Hello all,
for people in qemu-devel list, you might want to have a look at the
previous thread about this topic, at
http://www.spinics.net/lists/kvm/msg61537.html
but I will try to recap here.
I found that virtual machines in my host booted 2x slower (on average
it's 2x slower, but probably some parts are at least 3x slower) under
libvirt compared to manual qemu-kvm launch. With the help of Daniel I
narrowed it down to the vhost_net presence (default active when launched
by libvirt) i.e. with vhost_net, boot process is *UNIFORMLY* 2x slower.
The problem is still reproducible on my systems but these are going to
go to production soon and I am quite busy, I might not have many more
days for testing left. Might be just next saturday and sunday for
testing this problem, so if you can write here some of your suggestions
by saturday that would be most appreciated.
I have performed some benchmarks now, which I hadn't performed in the
old thread:
openssl speed -multi 2 rsa : (cpu benchmark) show no performance
difference with or without vhost_net
disk benchmarks : show no performance difference with or without vhost_net
the disk benchmarks were: (both with cache=none and cache=writeback)
dd streaming read
dd streaming write
fio 4k random read in all cases of cache=none, cache=writeback with host
cache dropped before test, cache=writeback with all fio data in host
cache (measures context switch)
fio 4k random write
So I couldn't reproduce the problem with any benchmark that came to my mind.
But in the boot process this is very visible.
I'll continue the description below
before that, here are the System Specifications:
---------------------------------------
Host is with kernel 3.0.3 and Qemu-KVM 0.14.1, both vanilla and compiled
by me.
Libvirt is the version in Ubuntu 11.04 Natty which is 0.8.8-1ubuntu6.5 .
I didn't recompile this one
VM disks are LVs of LVM on MD raid array.

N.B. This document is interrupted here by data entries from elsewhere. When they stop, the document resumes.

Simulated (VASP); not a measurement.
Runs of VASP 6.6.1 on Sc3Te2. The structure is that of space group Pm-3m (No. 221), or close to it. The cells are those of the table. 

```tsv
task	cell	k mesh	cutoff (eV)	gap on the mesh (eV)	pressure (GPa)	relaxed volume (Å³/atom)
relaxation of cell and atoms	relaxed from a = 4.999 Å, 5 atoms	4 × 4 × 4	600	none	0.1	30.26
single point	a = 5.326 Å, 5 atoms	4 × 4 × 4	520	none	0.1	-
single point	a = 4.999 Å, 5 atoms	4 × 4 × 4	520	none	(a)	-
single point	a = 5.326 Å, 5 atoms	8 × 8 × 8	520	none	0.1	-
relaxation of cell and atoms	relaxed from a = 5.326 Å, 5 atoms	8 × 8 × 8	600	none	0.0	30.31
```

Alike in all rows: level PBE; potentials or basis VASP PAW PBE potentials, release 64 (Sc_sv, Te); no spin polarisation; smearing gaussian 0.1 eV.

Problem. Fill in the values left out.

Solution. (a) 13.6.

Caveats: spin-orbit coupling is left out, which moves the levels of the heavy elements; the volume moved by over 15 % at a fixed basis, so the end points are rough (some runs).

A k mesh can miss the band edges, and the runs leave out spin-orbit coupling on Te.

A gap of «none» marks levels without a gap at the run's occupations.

The problem shows identically on both cache=none and cache=writeback.
Aio native.
Physical CPUs are: dual westmere 6-core (12 cores total, + hyperthreading)
2 vCPUs per VM.
All VMs are idle or off except the VM being tested.
Guests are:
- multiple Ubuntu 11.04 Natty 64bit with their 2.6.38-8-virtual kernel:
very-minimal Ubuntu installs with deboostrap (not from the Ubuntu installer)
- one Fedora Core 6 32bit with a 32bit 2.6.38-8-virtual kernel + initrd
both taken from Ubuntu Natty 32bit (so I could have virtio). Standard
install (except kernel replaced afterwards).
Always static IP address in all guests
---------------------------------------
All types of guests show this problem, but it is more visible in the FC6
guest because the boot process is MUCH longer than in the
debootstrap-installed ubuntus.
Please note that most of boot process, at least from a certain point
onwards, appears to the eye uniformly 2x or 3x slower under vhost_net,
and by boot process I mean, roughly, copying by hand from some screenshots:
Loading default keymap
Setting hostname
Setting up LVM - no volume groups found
checking ilesystems... clean ...
remounting root filesystem in read-write mode
mounting local filesystems
enabling local filesystems quotas
enabling /etc/fstab swaps
INIT entering runlevel 3
entering non-interactive startup
Starting sysstat: calling the system activity data collector (sadc)
Starting background readahead
********** starting from here it is everything, or almost everything,
much slower
Checking for hardware changes
Bringing up loopback interface
Bringing up interface eth0
starting system logger
starting kernel logger
starting irqbalance
starting potmap
starting nfs statd
starting rpc idmapd
starting system message bus
mounting other filesystems
starting PC/SC smart card daemon (pcscd)
starint hidd ... can't open HIDP control socket : address familiy not
supported by protocol (this is an error due to backporting a new ubuntu
kernel to FC6)
starting autofs: loading autofs4
starting automount
starting acpi daemon
starting hpiod
starting hpssd
starting cups
starting sshd
starting ntpd
starting sendmail
starting sm-client
startingg console mouse services
starting crond
starting xfs
starting anacron
starting atd
starting youm-updatesd
starting Avahi daemon
starting HAL daemon
From the point I marked, onwards, most are services, i.e. daemons
listening from sockets, so I have thought that maybe the binding to a
socket could have been slower under vhost_net, but trying to put nc in
listening with: "nc -l 15000" is instantaneous, so I am not sure.
The shutdown of FC6 with basically the same services as above which tear
down, is *also* much slower on vhost_net.
Thanks for any suggestions
R.